Weekly Buzz: ⏰ Is it still too early for interest rate cuts?
If you’re looking for interest rate cuts soon – and plenty of experts are – the Organisation for Economic Co-operation and Development (OECD) thinks you’re kidding yourself.
What’s holding back the central banks?
In its just-released global outlook, the international organisation says lingering inflation will force central banks in the US and Europe to keep rates higher for longer than investors expect.
It warned that the cuts could only come after clear signs that underlying price pressures were being lowered. While there have been falls in core inflation, which excludes more volatile food and energy prices, more than half of the items in inflation calculations for the US, the UK, and the Eurozone still showed annual rates above 4%.
The OECD predicts that rate cuts will begin in the US in the second half of 2024, and across the Eurozone in the spring of 2025. That’s considerably later than what the market is estimating – anticipating cuts as early as next April for the US and May for Europe.
Why does the market predict early cuts?
Though Eurozone inflation has now fallen to 2.4%, close to its 2.0% target, both the European Central Bank (ECB) and the Bank of England (BoE) have continued to emphasise the notion that interest rates will remain higher for longer. But investors don’t seem to be getting the message. Their biggest concern: growth.
Data last week suggested that the Eurozone and UK are headed for another period of low growth. And the OECD warns that, although the global economy may be on track to avoid a hard landing, growth is still weak in many countries and won’t push further until 2025, when real (inflation-adjusted) incomes finally recover from the inflation shock.
So, traders now figure that central banks will have to cut rates to prevent hamstringing growth any further – and they’ll have to do it sooner than they’ve been saying.
As an investor, what does this mean for me?

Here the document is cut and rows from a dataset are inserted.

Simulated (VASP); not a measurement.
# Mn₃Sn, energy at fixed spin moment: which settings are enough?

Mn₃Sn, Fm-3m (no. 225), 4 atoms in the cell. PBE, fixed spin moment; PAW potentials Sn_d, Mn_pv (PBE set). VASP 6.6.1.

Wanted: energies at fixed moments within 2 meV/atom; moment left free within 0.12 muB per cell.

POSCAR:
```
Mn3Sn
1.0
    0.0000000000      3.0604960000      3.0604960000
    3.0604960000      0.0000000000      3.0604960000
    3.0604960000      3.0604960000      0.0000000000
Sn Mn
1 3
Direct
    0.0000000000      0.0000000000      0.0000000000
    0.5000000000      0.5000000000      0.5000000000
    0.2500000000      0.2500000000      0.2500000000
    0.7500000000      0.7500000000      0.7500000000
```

It’s difficult to say if the market will stick with their predictions of early rate cuts – after all, we’ve seen how easily market sentiments can change. And though there’s been positive news recently on the fight against inflation, it still stands defiant above many central banks’ targets.
Amid uncertainty, it’s crucial to stay on course – it’s far more difficult to try timing the market. When it comes to building your long-term wealth, consider staying invested in a portfolio that’s diversified across different asset classes and regions (our General Investing Portfolios come to mind here!) to help your ride out short-term volatility.
This article was written in collaboration with Finimize.
📰 In Other News
Bitcoin and gold prices have surged – here’s why
Over the last few weeks, the prices of Bitcoin and gold have soared. Bitcoin surpassed $42,000 to reach a 20-month high, and gold is approaching an all-time high of more than $2,100 an ounce. To understand why these assets have jumped – seemingly overnight – our CIO, Stephanie Leung, took to the BBC to share her insights. Here are the highlights from the interview with Asia Business Report host, Arunoday Mukharji.
ARUNODAY MUKHARJI: The two assets have jumped in recent days, as investors bet that the US Federal Reserve will cut interest rates next year after 11 hikes since March 2022. So what is driving this surge that we're seeing?
STEPHANIE LEUNG: There are two factors that drive these two asset classes. The first one is liquidity and the second one is the US dollar.
In the past few weeks, we've seen easing from China and also from the US – the Fed has actually been injecting liquidity, through running down its overnight repo facility. Also from a seasonality perspective; November, December tend to be actually quite favourable, in terms of financial conditions.
And indeed, the rally in bonds, or the fall in interest rates, have also helped financial conditions to ease in the past few weeks. Hence, we've seen a surge in liquidity in the system and that propels both gold and cryptocurrencies higher.
The next reason is the US dollar. Now, of course, both gold and cryptocurrencies are denominated in US dollars and when the US dollar becomes weaker, that is actually a tailwind for both asset classes. Given that the market is now pricing in increasing probability of cuts starting as early as April next year, the US dollar has been weakening versus most other currencies, including gold and cryptocurrencies.
ARUNODAY MUKHARJI: How far do you expect this rally to go?
STEPHANIE LEUNG: If you look at liquidity (Editor’s note: Our Jargon Buster below breaks this down!), it's still quite supportive and indeed, could be supportive into the first quarter next year. In terms of the US dollar, our view is more neutral. We think that the market may be a bit ahead of itself in pricing in Fed cuts so early.
So the two factors combined means that both cryptocurrencies and gold could still see some more gains, but probably not as much as what we've seen in the past few weeks.
Edited transcript of interview conducted on BBC program, Asia Business Report, aired 5 December 2023.
And that’s not all – Stephanie also took to Bloomberg to delve a little deeper into the market’s expectations (it’s been a busy week!). Can the US economy manage a soft landing? What are the opportunities in China’s on-going growth story?
🎓 Jargon Buster
On the economic scale, liquidity refers to how much cash is easily accessible in the economy. Central banks, like the Fed or the ECB, can adjust the supply of money through various policies, like raising or lowering interest rates. It's about finding that sweet spot where there's enough liquidity to keep the economy running smoothly, without causing soaring prices.